RIO DE JANEIRO, BRAZIL – Peru’s government proposed on April 16 to apply chemical castration to rapists after the outrage on April 12 of a three-year-old girl that shocked the country during the beginning of Easter Week.

President Pedro Castillo said that chemical castration “is an option, we cannot wait any longer for” and indicated that the country must adopt “more severe State public policies that safeguard the human rights of the most defenseless who are our children.”

“This government will not tolerate crimes of sexual violence against children, nor will they go unpunished. The pain of this family is also ours,” the president said.

Peruvian President Pedro Castillo.
Peruvian President Pedro Castillo. (Photo: internet reproduction)

The government indicated that its proposal of chemical castration would be for all rapists of minors, adolescents, and women, “as it is already done in other countries of the world”.

He indicated that the viability of this measure should be included in the Penal Code and that it will need the approval of the Congress for its legality, “as it has already been done in countries such as Russia, the United States (seven states), Poland, South Korea, Indonesia, and Moldova, where it is already applied”.

He recalled that “chemical castration consists of administering drugs that reduce libido and inhibit sexual desire. It is applied as a prevention method against sexual aggression and as a punishment for those who commit crimes of this nature”.

The kidnapping followed by the rape of a three-year-old girl occurred on April 12 in Chiclayo, a coastal city in northern Peru. Police captured the rapist on April 13 and later found the little girl tied up with duct tape in a house where she was being held.
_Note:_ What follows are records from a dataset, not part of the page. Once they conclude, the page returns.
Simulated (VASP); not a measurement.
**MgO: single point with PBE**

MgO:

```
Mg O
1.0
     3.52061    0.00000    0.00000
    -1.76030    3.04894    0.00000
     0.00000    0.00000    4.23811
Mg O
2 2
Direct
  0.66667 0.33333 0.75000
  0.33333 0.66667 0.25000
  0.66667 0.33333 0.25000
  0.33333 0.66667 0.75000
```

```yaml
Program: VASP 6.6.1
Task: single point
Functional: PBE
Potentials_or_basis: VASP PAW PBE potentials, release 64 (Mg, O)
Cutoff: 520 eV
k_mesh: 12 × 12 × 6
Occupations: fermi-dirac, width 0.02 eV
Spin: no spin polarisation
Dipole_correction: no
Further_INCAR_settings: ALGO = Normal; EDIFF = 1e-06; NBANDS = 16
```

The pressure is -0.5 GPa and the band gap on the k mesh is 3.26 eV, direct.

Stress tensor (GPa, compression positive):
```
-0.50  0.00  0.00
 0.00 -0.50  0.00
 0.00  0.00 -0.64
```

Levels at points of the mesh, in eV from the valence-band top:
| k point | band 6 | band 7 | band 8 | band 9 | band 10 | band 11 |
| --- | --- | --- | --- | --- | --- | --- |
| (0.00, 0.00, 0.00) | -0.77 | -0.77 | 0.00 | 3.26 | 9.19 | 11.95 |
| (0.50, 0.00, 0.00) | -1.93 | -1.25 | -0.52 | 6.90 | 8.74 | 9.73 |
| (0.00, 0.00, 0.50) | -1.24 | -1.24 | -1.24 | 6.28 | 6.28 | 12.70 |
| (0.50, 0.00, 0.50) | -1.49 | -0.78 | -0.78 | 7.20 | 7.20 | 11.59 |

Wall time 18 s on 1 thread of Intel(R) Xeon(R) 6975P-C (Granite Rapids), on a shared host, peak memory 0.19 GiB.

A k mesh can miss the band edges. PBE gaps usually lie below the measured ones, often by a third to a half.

On April 14, hundreds protested in the streets of Lima and Chiclayo, calling for the punishment of the accused, a 48-year-old man. Under a new 2018 law, rapists of children under 14 receive life imprisonment.

In 2021, some 1,700 girls aged between 12 and 17 became mothers, according to the Online Live Birth Certificate Registration System. Seventy-five percent of cases of children under 15 were rapes, and in the case of children under 14, almost 100% were sexual outrages.